Task #12314 (closed)
Opened 5 years ago
Closed 3 years ago
Scripts test test_inputs fails locally with 'Process still running'
| Reported by: | sbesson | Owned by: | |
|---|---|---|---|
| Priority: | minor | Milestone: | Unscheduled |
| Component: | Scripting | Version: | 5.0.1 |
| Keywords: | n.a. | Cc: | cblackburn, jamoore, spli |
| Resources: | n.a. | Referenced By: | n.a. |
| References: | n.a. | Remaining Time: | n.a. |
| Sprint: | n.a. |
Description
As reported initially by Blazej in https://github.com/openmicroscopy/openmicroscopy/pull/2528#issuecomment-43868379 and reconfirmed by myself while testing, the test_inputs.py integration tests can fail systematically using local servers. This error is not reproducible on all local servers and does not happen on the CI node performing the integration tests.
Full stack trace of the pytest error (with extra logging) is provided below:
======================================================================== test session starts ========================================================================
platform darwin -- Python 2.7.6 -- py-1.4.20 -- pytest-2.5.2 -- /usr/local/opt/python/bin/python2.7
collected 1 items
test/integration/scriptstest/test_inputs.py:98: TestInputs.testInputs FAILED
============================================================================= FAILURES ==============================================================================
_______________________________________________________________________ TestInputs.testInputs _______________________________________________________________________
self = <test_inputs.TestInputs object at 0x10513b550>
def testInputs(self):
import logging
logging.basicConfig(level=10)
scripts = self.root.getSession().getScriptService()

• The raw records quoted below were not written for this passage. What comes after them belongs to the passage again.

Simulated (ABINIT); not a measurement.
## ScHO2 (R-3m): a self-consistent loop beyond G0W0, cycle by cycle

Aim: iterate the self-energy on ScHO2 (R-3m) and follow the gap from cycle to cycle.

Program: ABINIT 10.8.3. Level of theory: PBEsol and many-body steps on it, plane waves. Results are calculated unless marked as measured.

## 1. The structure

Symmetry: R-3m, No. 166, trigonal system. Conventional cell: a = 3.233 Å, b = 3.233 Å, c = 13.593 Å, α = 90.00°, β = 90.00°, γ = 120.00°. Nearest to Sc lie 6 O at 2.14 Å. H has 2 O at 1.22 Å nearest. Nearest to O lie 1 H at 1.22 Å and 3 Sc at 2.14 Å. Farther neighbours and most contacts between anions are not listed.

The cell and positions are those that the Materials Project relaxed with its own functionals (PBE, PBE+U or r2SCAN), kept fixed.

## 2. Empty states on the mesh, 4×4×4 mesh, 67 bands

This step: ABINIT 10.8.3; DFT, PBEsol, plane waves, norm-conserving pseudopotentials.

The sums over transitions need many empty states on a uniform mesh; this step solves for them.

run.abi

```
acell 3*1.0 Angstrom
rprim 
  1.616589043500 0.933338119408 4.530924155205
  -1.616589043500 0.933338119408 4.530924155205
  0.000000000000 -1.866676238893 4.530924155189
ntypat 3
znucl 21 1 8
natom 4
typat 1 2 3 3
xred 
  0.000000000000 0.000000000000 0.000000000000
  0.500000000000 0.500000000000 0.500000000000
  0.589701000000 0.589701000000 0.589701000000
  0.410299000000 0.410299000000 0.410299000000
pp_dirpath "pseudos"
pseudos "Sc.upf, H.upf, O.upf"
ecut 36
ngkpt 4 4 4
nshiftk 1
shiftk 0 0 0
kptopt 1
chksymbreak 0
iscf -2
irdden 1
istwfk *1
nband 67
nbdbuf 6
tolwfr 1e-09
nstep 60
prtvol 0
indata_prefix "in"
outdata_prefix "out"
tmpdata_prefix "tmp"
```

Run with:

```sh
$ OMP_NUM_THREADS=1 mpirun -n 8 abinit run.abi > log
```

sendfile = SENDFILE % self.omeropydir()
id = scripts.uploadScript(
"/tests/inputs_py/%s.py" % self.uuid(), sendfile)
input = {"a": rint(100)}
impl = omero.processor.usermode_processor(self.root)
try:
process = scripts.runScript(id, input, None)
cb = omero.scripts.ProcessCallbackI(self.root, process)
try:
count = 100
while cb.block(500):
count -= 1
assert count != 0
rc = process.poll()
> results = process.getResults(0)
test/integration/scriptstest/test_inputs.py:116:
_ _ _ _ _ _ _ _ _ _ _ _ _ _ _ _ _ _ _ _ _ _ _ _ _ _ _ _ _ _ _ _ _ _ _ _ _ _ _ _ _ _ _ _ _ _ _ _ _ _ _ _ _ _ _ _ _ _ _ _ _ _ _ _ _ _ _ _ _ _ _ _ _ _ _ _ _ _ _ _ _ _ _
self = ProcessCallback/f6f8e0a7-20c0-43d9-b67b-3aaac69c0b35 -t -e 1.0:tcp -h 129.215.237.135 -p 53526, waitSecs = 0, _ctx = None
def getResults(self, waitSecs, _ctx=None):
> return _M_omero.grid.ScriptProcess._op_getResults.invoke(self, ((waitSecs, ), _ctx))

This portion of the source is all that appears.